And no point in trying to apply any single mythology. I have nothing. I have everything. I am whatever I wish to be.

I stumbled onto the concept of the filmmaker’s “master image” this week; a single frame encapsulating everything about a filmmaker’s view on the world. I don’t know if there could be a corollary unit for prose, but I find the idea fascinating.

You all read Genevieve Valentine’s red carpet posts, right? If not, her most recent post hits all the high notes—respectful snark and spinning sf yarns out of clothes.

Coldplay remains the only band I’ve ever seen in concert (I am an introverted homebody who doesn’t drink much, so it’s not my scene), during the heady summer of Viva La Vida that gave me my taste for military jackets. They’ve since calmed down, as evidenced by their new song “Magic” off their forthcoming album Ghost Stories. Very spare, very sun-drenched.
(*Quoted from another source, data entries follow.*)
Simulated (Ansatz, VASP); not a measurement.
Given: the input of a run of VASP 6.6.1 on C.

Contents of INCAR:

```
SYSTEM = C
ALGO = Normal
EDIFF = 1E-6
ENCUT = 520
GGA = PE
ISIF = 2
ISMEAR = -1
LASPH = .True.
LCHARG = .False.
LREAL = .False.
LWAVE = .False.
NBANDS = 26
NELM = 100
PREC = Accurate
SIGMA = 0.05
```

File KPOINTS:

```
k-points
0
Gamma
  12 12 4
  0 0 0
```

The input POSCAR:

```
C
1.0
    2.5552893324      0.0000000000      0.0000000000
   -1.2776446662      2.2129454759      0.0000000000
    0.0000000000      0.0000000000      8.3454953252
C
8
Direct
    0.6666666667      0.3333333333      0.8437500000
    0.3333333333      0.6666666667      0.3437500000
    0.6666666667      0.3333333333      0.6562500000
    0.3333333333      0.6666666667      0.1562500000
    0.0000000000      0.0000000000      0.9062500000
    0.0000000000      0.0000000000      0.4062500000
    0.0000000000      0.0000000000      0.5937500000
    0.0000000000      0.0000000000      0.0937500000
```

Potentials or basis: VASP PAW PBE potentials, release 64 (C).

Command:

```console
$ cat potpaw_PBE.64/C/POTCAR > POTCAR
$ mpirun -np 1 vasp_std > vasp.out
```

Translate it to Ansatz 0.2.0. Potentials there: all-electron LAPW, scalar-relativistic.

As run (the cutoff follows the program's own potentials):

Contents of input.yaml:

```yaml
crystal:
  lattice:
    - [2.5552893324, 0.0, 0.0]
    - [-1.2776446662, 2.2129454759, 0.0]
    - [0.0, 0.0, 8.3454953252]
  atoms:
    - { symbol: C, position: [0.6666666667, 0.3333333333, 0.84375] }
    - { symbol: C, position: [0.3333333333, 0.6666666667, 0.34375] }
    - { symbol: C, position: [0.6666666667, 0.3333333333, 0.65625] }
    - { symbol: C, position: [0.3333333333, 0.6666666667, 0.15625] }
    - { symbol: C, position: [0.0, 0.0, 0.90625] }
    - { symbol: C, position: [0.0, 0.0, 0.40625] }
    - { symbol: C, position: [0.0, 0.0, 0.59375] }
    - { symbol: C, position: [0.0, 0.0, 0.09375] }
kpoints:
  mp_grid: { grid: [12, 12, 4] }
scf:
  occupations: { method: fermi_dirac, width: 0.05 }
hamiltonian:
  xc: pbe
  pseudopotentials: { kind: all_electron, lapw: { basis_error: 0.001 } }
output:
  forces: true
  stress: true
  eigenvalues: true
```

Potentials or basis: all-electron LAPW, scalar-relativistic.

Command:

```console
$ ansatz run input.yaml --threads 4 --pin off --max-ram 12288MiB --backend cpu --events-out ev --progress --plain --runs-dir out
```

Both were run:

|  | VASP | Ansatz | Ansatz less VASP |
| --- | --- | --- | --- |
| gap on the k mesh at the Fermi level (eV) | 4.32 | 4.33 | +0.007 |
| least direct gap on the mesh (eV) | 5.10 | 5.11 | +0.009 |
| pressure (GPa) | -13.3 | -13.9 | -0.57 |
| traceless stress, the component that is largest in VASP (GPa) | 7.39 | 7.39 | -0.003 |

The Final Girls (not to be confused with the television show starring Jamie Lee Curtis) is described by its director as “Pleasantville in a trashy horror movie from the ’80s with a little Back To The Future thrown in and a spoon full of Terms Of Endearment with a dash of Scream and two dollops of Purple Rose Of Cairo for good measure.” Sign me up, son! Taissa Farmiga and Malin Ackerman will star.

I’ve been yakking about “the fragmentation of popular culture especially in media” at work for days, and then Jess Plummer comes along and sums it by calling it “the demise of the monoculture” in her awesome write-up of Little Mix. Salute!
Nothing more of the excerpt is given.